Azure Data Factory: Get the result of a query on the databricks notebook to create a condition - azure-data-factory

I wanted the result of a query on the databricks notebook to be the success or failure condition of the pipeline to reprocess for example the "copy data" in the azure data factory.
For example:
If x = 1, terminate the pipeline, if not, reprocess (with a limit of 3 attempts).
What's the best way to do this?

You can do this with the help of if and until activities in ADF.
Please go through the sample demonstration below:
This is the sample Notebook code from databricks.
#your code
x=1
dbutils.notebook.exit(x)
In ADF, first create an array variable which will be used in the until activity.
This array length is used for n number of times re-process.
Next give your databricks notebook.
Now use an if activity and give the below expression in that.
#equals(activity('Notebook1').output.runOutput,1)
If this is true, our pipeline has to be terminated. So, add a fail activity in the True activities of if.
Here you can give any message that you want.
Leave the Fail activities of if as it is.
Now, use an until activity and give the success of if to it.
Inside Until activities we can give any activity. if you want to reprocess another pipeline then you can give execute pipeline also. Here I have given a copy activity.
After copy activity use an append variable activity and give the array variable that we defined in the first and append with any single value that you want.
Now in the until expression give the below.
#equals(length(variables('iter')),4)
So, the activities inside until will reprocess 3 times if x!=1.
If x=1 in notebook, pipeline failed and terminated at if.
if x!=1 in Notebook, until reprocessed copy activity 3 times.

Related

Persistable key value pair storage in Synapse or ADF

I am using Synapse and have a lot of scenarios where I need to read a value at the beginning of a pipeline then save a value at the end of a pipeline as a key value pair (kvp). e.g. when the pipeline begins I read a value from a kvp store to get the max date from the last time the pipeline ran, I use that value to get all values from a table that are greater than or equal to that datetime. when the pipeline finishes doing what it has to do, I save the max modified date from this run. wash, rise, dry. I have a few ideas, like parquet file, redis (this seems a bit much). Just trying to see if anyone has come up with a more elegant/simple approach.
You can use Global Parameters which can be used in different pipelines and the values can be modified in the run time.
Go to Manage in Azure Data Factory and click on Global Parameters in the left panel options. Then click on + New.
Create a new Global Parameter.
Later you use this global parameter in any pipeline and can change its value in runtime. Refer below image for the same.

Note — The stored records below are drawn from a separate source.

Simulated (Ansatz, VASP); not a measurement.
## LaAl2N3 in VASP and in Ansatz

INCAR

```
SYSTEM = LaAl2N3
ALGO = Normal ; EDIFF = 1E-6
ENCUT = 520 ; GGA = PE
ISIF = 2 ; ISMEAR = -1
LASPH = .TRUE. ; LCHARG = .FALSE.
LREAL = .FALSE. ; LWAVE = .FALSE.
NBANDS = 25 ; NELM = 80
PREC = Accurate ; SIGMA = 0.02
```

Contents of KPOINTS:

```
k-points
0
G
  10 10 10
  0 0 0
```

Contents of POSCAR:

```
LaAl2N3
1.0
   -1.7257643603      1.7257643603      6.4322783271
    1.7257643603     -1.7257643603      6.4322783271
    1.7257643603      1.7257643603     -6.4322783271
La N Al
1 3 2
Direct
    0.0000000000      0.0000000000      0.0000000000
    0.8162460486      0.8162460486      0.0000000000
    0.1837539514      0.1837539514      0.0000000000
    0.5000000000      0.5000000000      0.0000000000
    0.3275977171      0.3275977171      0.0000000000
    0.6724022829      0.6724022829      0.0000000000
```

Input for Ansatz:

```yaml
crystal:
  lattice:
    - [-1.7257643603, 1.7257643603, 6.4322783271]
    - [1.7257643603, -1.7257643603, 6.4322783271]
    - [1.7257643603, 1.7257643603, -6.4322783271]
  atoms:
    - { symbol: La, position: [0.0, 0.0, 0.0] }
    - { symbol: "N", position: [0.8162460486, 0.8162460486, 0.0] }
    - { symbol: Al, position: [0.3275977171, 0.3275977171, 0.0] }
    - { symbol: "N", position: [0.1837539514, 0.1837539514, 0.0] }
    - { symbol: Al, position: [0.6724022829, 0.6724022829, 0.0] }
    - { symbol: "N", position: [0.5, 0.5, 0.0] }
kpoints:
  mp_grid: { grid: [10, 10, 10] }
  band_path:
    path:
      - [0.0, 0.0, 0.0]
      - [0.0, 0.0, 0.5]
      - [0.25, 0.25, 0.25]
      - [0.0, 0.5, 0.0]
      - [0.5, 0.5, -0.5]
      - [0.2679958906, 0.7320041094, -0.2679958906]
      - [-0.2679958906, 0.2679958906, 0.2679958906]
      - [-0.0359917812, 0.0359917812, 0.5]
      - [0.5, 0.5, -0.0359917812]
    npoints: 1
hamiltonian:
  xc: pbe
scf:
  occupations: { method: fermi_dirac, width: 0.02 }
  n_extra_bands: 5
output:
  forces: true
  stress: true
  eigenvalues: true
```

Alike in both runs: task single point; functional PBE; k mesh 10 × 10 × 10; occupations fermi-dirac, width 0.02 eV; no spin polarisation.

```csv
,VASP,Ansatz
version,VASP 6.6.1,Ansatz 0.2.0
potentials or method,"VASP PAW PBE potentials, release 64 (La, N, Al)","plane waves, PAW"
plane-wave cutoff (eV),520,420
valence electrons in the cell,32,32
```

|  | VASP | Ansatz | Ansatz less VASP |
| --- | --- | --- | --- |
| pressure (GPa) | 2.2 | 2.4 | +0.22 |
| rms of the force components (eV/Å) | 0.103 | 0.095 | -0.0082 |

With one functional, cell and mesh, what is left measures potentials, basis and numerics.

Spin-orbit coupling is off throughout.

AZURE DATA FACTORY - Can I set a variable from within a CopyData task or by using the output?

I have simple pipeline that has a Copy activity to populate a table. That task is based on a query and will only ever return 1 row.
The problem I am having is that I want to reuse the value from one of the columns (batch number) to set a variable so that at the end of the pipeline I can use a Stored Procedure to log that the batch was processed. I would rather avoid running the query a second time in a lookup task so can I make use of the data already being returned?
I have tried duplicating the column in the Copy activity and then mapping that to something like #BatchNo but that fails and have even tried to add a Set Variable task but can't figure out how to take a single column #{activity('Populate Aleprstw').output} does not error but not sure what that will actually do in this case.
Thanks and sorry if its a silly question.
Cheers
Mark
I always do it like this:
Generate a batch number (usually with a proc)
Use a lookup to grab it into a variable
Use the batch number in all activities (might be multiple copes, procs etc.)
Write the batch completion
From your description it seems you have the batch embedded in the data copy from the start which is not typical.
If you must do it this way, is there really an issue with running a lookup again?
Copy activity doesn't return data like that, so you won't be able to capture the results that way. With this design, running the query again in a Lookup is the best option.
Is the query in the Source running on the same Server as the Sink? If so, you could collapse the entire operation into a Stored Procedure that returns the data point you are trying to capture.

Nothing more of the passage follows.